Areas left out in National Mission for Clean Ganga
- The overall trouble in understanding the river flow in India is that we are not looking at it from the basin perspective, but we are looking at it from the sectoral perspective with respect to irrigation, hydro power generation, human consumption and industrial use. Due to this we are not able to tackle the issue of revival and river pollution control.
- The new projects still have a sectoral approach that is the crematorium at the ghats, beautifying river banks, plantation and eco forestry. Addressing the core issue of flow of pollutants, untreated sewage and untreated industrial load into the river are to be addressed. These issues are not highlighted in the mission.
- If any water body is flowing polluted, there is a general tendency for the masses to over pollute it. If the clean river is flowing the tendency is not to pollute it. The problem is we haven’t been able to control the large chunk of pollution which is coming from non point source.
- If we look at the history of pollution control in the country, we can notice that the point sources are not considered properly despite the existence of pollution control act which prohibits polluting any fresh water body.
- We have an Environmental Impact Assessment, 2006 and recent draft notification called the Environment supplemental plan (ESP) by MoEFCC. The plan gives the opportunity for the industrial units along the river to pollute the river and pay fine for it. This goes in line with the approach of the government to increase investment and growth in industrial sector. This is in contradiction to Ganga Rejuvenation Plan. Such supplemental plan should be withdrawn in the interest of protecting the river from further pollution.
Need of the Hour
- The focus has to be more on technology and source of pollution, while rest would follow in due course.

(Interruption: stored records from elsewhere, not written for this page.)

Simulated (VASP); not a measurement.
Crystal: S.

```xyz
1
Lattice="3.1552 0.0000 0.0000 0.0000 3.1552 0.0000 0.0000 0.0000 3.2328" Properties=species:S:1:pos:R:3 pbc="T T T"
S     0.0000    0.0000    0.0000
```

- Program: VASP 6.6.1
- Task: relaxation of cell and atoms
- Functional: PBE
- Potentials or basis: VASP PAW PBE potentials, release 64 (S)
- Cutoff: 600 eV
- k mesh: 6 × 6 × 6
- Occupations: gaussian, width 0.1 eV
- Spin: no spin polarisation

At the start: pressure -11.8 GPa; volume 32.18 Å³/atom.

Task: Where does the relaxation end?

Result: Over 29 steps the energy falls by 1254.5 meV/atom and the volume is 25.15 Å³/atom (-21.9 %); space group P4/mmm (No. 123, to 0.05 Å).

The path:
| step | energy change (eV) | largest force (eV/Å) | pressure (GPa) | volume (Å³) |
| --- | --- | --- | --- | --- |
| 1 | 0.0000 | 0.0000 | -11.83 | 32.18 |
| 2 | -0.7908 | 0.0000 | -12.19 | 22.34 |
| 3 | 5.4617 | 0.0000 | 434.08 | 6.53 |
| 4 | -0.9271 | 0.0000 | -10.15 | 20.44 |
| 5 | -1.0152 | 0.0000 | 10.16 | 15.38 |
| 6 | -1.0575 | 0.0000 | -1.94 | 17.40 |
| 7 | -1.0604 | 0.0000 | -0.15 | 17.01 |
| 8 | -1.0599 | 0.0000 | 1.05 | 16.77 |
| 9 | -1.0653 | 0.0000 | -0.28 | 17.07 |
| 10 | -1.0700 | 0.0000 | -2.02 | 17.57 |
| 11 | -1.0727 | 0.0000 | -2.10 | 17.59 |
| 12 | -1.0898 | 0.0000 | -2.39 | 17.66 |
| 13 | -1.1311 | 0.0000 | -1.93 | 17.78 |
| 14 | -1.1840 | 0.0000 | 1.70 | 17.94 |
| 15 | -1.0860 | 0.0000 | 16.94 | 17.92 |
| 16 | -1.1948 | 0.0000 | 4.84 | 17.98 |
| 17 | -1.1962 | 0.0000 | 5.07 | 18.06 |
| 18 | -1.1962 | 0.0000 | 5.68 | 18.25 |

- Fishery is one component which is not highlighted. The economics of fish development and the dependence of the population on the fishery along the Ganga River have not been computed. This is one area which is to be looked at.
- Ganga river Dolphin is one of the few species of the fresh water Dolphins listed as an endangered species. Their population is less than 2000. Hydro electric and irrigation dams along the Ganga are the main reason for their reducing population.
- Conservation of biodiversity requires more focus. The river dolphins, river biota, river fish, aquatic biodiversity and upland biodiversity are very important in keeping the river healthy.
- Pollution itself does not contribute to GDP but installing Pollution control equipments contribute to GDP. The cache here is to install more Pollution control equipments. The core aim should be to get the river clean as much as possible.
- There is a need to examine the pollution control initiatives in the light of the changes the society has gone through. The consumption pattern has changed.
- The Thames River at once was heavily polluted and today it is not. When India started its Ganga Action Plan in 1986 it was in a socialist kind of an era. In 2016 we are part of a Globalised world. These are the two socio economic changes we see. During this period the society, its consumption pattern, and its behaviour have gone through significant changes.
- Engaging the people who are dependent on the river and who live along the banks is very important. This will contribute in the achievement of the project’s objective.
The economic transition the country has gone through should bring in the changes in the people’s behaviour. These changes cannot be enforced. They occur as part of the economic transition the community go through. If we have to protect biodiversity then all the physical barriers along the river have to be removed.